In the this lecture, we will introduce a simple software design methodology and apply it to the the top level design of the TinySearch Engine crawler.
TODO this week: We will progressively read through the paper. “Searching the Web”, Arvind Arasu, Junghoo Cho, Hector Garcia-Molina, Andreas Paepcke, Sriram Raghavan (Stanford University). ACM Transactions on Internet Technology (TOIT), Volume 1 , Issue 1 (August 2001).
Please read the these lecture notes and come armed with ideas of how you would design the crawler. Do not worry if you don’t have clear ideas but just give it some thought. For example, what data structures would you use to maintain a list of URLs that need to be searched by the crawler to maintain uniqueness? What would be the main control flow of the crawler algorithm (hint: look at its operation discussed below). Your input is welcome in class.
Methodology note. In Lab4, we will be putting functions or groups of related functions into seperate C files. We will also use the GNU make command to build our system from multiple files. We will discuss make this week and the writing of simple, clean, small functions that will be placed in their own files.
We plan to learn the following from today’s lecture:
There have been many books written on how to write good code. Some are intuitive: top-down or bottom-up design; divide and conquer (breaking the system down into smaller more understandable components), structured design (data flow-oriented design approach), object oriented design (modularity, abstraction, and information-hiding). For a quick survey of these and other techniques see“A Survey of Major Software Design Methodologies”

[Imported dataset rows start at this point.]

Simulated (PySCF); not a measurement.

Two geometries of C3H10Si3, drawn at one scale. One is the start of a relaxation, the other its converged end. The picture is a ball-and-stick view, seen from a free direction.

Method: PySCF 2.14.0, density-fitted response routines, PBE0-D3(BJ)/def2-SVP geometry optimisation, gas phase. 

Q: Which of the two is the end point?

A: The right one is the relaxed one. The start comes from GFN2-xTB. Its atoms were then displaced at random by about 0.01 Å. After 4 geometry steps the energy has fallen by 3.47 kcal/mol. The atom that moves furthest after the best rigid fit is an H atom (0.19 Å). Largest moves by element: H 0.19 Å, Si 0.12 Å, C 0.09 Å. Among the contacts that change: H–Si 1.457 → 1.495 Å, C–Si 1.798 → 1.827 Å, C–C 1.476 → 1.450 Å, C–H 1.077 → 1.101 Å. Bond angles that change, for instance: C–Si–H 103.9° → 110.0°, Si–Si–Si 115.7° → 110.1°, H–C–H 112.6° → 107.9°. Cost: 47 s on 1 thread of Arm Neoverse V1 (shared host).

Many of these techniques use similar approaches. Abstraction is important, decomposition is important, having an good understanding of the translation of requirements into design of data structures and algorithms is important too. Think of how data flows through a system designed on paper is helpful. Top down is a good way to deal with complexity. But whenever I read a book or note that says something like follow these 10 steps and be assured of great system software I’m skeptical. I’m a great believer in making mistakes from building small prototype systems as a means to refine your design methodology. Clarity comes from the experience of working from requirements, through system design, implementation and testing, to integration and customer bake-off against the requirements.
We will follow a pragmatic design methodology which I used for a number of years in industry. It still includes some magic which is hard to get over. But here are a set of stepwise refinements that will lead to the development of good software.
Figure 1 shows a pragmatic software design methodology which we will use in the design of TinySearch and the projects.
The procurement phase of a project represents its early stages. It represents deep discussion between a company and provider of software systems (in our case) and a customer - yes, there has to be a customer (e.g., I’m your customer when it comes to the Labs and project) and you have to understand and capture the customers needs.
The system requirements spec captures all the requirements of the system that the customer wants built. Typically the provider and customer get into deep discussion of requirements and their cost. Sometimes these documents are written in a legal like language - for good reason. If the customer gets a system that does not meet the spec then the lawyers may get called in. If a system is late financial penalties may arise.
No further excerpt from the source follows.